2.4 Develop a graph to check the distribution of the number of publications. Write a sentence to describe the graph (i.e., is the number of publications normally distributed?)

library(ggplot2)
p = ggplot(data = female.B, aes(x = NPubs))
p1 = p + geom_histogram(aes(y = ..density..), color = "white", fill = "blue")
p2 = p1 + geom_density(col="red")
p2 + ggtitle("Distribution of professors' salaries") + theme_bw()
## `stat_bin()` using `bins = 30`. Pick better value with `binwidth`.

2.5 Conduct a non-parametric test to determine whether the number of publications differed among professors’ ranks. Interpret the findings (i.e., is there evidence that the number of publications significantly differed among professors’ ranks?)
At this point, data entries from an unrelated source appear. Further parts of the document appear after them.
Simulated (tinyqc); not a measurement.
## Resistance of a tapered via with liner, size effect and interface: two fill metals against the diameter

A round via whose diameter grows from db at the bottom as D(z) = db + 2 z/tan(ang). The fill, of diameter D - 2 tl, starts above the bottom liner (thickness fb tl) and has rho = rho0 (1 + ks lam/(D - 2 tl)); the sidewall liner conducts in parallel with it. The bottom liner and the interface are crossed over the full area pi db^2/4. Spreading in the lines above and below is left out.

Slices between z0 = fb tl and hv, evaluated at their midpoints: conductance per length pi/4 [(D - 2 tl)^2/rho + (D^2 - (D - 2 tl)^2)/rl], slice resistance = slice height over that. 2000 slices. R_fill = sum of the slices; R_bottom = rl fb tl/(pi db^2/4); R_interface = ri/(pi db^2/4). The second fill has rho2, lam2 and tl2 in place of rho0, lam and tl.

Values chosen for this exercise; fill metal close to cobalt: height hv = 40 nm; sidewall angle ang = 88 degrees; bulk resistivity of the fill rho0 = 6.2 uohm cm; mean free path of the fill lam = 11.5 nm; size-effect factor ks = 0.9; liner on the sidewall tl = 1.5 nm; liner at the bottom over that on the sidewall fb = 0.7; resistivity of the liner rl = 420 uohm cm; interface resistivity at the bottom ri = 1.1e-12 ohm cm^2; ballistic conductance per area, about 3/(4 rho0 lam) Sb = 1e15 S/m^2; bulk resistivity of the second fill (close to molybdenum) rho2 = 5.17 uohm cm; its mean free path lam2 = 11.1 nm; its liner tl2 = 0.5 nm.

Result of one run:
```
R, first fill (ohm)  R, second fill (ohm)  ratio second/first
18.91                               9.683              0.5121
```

kruskal.test(NPubs ~ Rank, data = female.B)
## 
##  Kruskal-Wallis rank sum test
## 
## data:  NPubs by Rank
## Kruskal-Wallis chi-squared = 0.81015, df = 2, p-value = 0.6669

2.6 Carry out a bootstrap to determine whether the mean number of publications differed among professors’ ranks. Interpret the findings (i.e., is there evidence that the number of publications differed among professors’ ranks?)

library(lmboot)
boot = ANOVA.boot(NPubs ~ Rank, B = 1000, seed = 1234, data = female.B)
boot$'p-values'
## [1] 0.821